From: "Eric Demolli" demolli@unice.fr Reply-To: English Wikipedia wikien-l@Wikipedia.org To: "English Wikipedia" wikien-l@Wikipedia.org Subject: Re: [WikiEN-l][roy_q_royce@hotmail.com: --A Request RE aWIKIArticle--] Date: Tue, 30 Sep 2003 23:16:37 +0200
[RR wrote:]
No one has yet used two clocks to measure the speed of light (one way).
I'm not a specialist, but there is no need to measure the speed of light as SI time unit (the second) is defined by reference to the speed of light.
(So why didn't anyone chew you out for not even having a Sig?)
First of all, no mere definition can cause the outcome of any scientific experiment.
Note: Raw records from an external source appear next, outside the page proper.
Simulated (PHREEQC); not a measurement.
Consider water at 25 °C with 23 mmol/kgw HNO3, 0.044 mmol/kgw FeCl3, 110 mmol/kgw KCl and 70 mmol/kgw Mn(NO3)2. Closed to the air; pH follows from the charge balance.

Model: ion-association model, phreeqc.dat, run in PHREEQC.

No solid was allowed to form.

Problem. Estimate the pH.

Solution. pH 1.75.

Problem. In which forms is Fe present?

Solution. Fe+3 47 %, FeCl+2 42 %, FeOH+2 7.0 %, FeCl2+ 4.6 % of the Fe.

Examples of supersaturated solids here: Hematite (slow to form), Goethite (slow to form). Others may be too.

Second, the definition that pertains to a speed of light is the one that states that - by pure definition - a speed of light is _exactly_ 299,492,458 m/s, but what speed of light is being defined to be an exact number here?
It cannot be light's two-clock, one-way speed because no one has ever measured this speed. Thus, it has to be either Maxwell's _NO-clock_ speed or the one-clock, round-trip speed.
I fully agree of course that Maxwell's c is very close to the above number, and I also fully agree that the round-trip, two-clock light speed is very close to the above number, but I cannot agree that the one-way, two-clock speed is close to the above number, and no one has shown that it is close.
If you think that I am speaking some sort of gibberish here, then please recall the fact that Einstein himself obtained a value for the one-way speed of light that differed greatly from c. No, I am not making this up. See the next paragraph.
In his book "Relativity_, Einstein noted that - given the truly synchronous clocks of classical physics - (and he was not able to prove that such clocks cannot exist) light's one-way, two-clock speed will vary with the observer's velocity (and Einstein wrote this mathematically as c - v for a departing light ray's speed).
If you still want to protest, then look again at Einstein's little equation (which contained c - v as light's one-way speed) and tell me how he derived it. Also tell me what it means physically. I guarantee you that you will have to conclude that it was due to the use of the truly synchronous clocks of classical physics on paper.
No amount of protesting or objecting from anyone can do away with the fact that Einstein himself obtained the result c - v on paper. And Einstein was not able to prove that this result will not _still_ occur truly synchronous clocks are used; all he did was force clocks to obtain his chosen value c, supposedly chosen or given purely by mere definition! It was certainly NOT given by any experiment using two clocks!
This is why it is extremely important to separate the two-clock case from the other cases (i.e., from the one-clock and the no-clock ones).
These three cases are fundamentally different. There are three different speeds of light. And the one-way speed has not been determined yet.
(By the way, the second is 9, 192, 631, 770 cycles of some atomic radiation, so it is not "defined by reference to the speed of light," as you said.)
One final remark: What is your personal prediction for the outcome of "the one-way light speed measurement by using two clocks"?
------RR------(you can call me a stupid crackpot all you want, but I speak with unforked tongue! :-) )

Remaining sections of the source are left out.